Is the series $\sum \sin^n(n)$ divergent?
I'm almost sure that the series $\sum \sin^n(n)$ is not convergent, but lack proof. Thank for any help.
Using a continued fraction approximation, we know that for any positive integer $N$, we can find integers $q>N$ and $p$ so that $$ \left|p-q\frac\pi2\right|<\frac1q\tag{1} $$ It is also true that no two consecutive denominators can share a common factor. Therefore, if one approximation has an even denominator, the next must be odd. So assume that $q$ is odd and $(1)$ is true. Then, since $\sin\left(q\frac\pi2\right)=(-1)^{(q-1)/2}$ and $\cos\left(q\frac\pi2\right)=0$ the Maclaurin Series yields
$$ \begin{align} (-1)^{(q-1)/2}\sin(p) &\ge1-\frac12\left(p-q\frac\pi2\right)^2\\ &\ge1-\frac{1}{2q^2}\tag{2} \end{align} $$ Thus, for continued fraction approximations $\frac{p}{q}$ to $\frac\pi2$ with odd denominators $|\sin(p)|\ge1-\frac{1}{2q^2}$. Taking the $\liminf$ as $q\to\infty$ yields $$ \begin{align} \liminf_{p\to\infty}|\sin(p)|^p &\ge\lim_{p\to\infty}\left(1-\frac{1}{2q^2}\right)^p\\ &=\lim_{q\to\infty}\left(1-\frac{1}{2q^2}\right)^{q\pi/2}\\ &=1\tag{3} \end{align} $$ Inequality $(3)$ implies that $$ \limsup_{n\to\infty}|\sin^n(n)|=1\tag{4} $$ Since the terms do not tend to $0$, $$ \sum_{n=0}^\infty\sin^n(n) $$ does not converge.
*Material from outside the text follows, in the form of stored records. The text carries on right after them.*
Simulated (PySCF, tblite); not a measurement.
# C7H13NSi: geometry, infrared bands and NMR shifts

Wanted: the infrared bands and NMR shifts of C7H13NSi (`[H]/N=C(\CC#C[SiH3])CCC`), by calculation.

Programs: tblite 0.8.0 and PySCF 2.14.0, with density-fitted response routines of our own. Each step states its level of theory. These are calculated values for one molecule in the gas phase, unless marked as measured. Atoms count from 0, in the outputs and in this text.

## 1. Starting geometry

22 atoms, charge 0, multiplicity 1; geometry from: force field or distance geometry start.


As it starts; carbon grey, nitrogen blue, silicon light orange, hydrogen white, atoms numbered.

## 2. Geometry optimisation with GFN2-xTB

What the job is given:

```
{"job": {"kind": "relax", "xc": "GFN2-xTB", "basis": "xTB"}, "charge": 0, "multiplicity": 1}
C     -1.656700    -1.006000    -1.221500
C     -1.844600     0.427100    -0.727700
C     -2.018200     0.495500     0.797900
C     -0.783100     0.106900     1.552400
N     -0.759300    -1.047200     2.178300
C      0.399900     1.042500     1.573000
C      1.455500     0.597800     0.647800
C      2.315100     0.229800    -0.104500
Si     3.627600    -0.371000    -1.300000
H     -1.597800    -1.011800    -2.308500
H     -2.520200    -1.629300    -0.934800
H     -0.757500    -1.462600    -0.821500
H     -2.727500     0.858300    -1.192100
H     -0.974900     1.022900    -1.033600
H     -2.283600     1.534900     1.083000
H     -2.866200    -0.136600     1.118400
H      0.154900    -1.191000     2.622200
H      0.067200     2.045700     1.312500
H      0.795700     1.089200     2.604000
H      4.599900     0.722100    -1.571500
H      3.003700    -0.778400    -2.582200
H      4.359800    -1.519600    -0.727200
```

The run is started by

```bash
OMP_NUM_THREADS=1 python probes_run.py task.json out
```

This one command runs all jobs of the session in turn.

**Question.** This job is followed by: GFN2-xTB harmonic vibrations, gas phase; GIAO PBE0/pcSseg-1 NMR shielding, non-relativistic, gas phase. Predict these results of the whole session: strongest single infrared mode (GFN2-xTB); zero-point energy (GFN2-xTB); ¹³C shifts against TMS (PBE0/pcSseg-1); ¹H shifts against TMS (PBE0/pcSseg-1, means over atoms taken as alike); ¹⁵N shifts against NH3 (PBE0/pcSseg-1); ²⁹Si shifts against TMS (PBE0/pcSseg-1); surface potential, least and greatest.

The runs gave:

For any irrational $r$ (in particular $\pi/2$) there are infinitely many fractions $p/q$ such that $|r - p/q| < 1/q^2$. IIRC we can specify that $q$ is odd, perhaps at the cost of changing $1/q^2$ to $c/q^2$ for some constant $c$. Taking $r = \pi/2$, this says $|q \pi/2 - p| < c/q$, and then $|\sin p| > 1 - c^2/(2 q^2)$ and $|\sin p|^p > (1-c^2/(2 q^2))^p$. Now as $q \to \infty$ with $p \approx q \pi/2$, $(1 - c^2/q^2)^p \to 1$. Thus for any $\epsilon > 0$ there are infinitely many $n$ with $|\sin n|^n > 1 - \epsilon$.
Hint: If $\frac{n}{k}$ is a "good" approximation to $\frac{\pi}2$ and $k$ is odd and large, then $|\sin^n n|$ is close to $1$.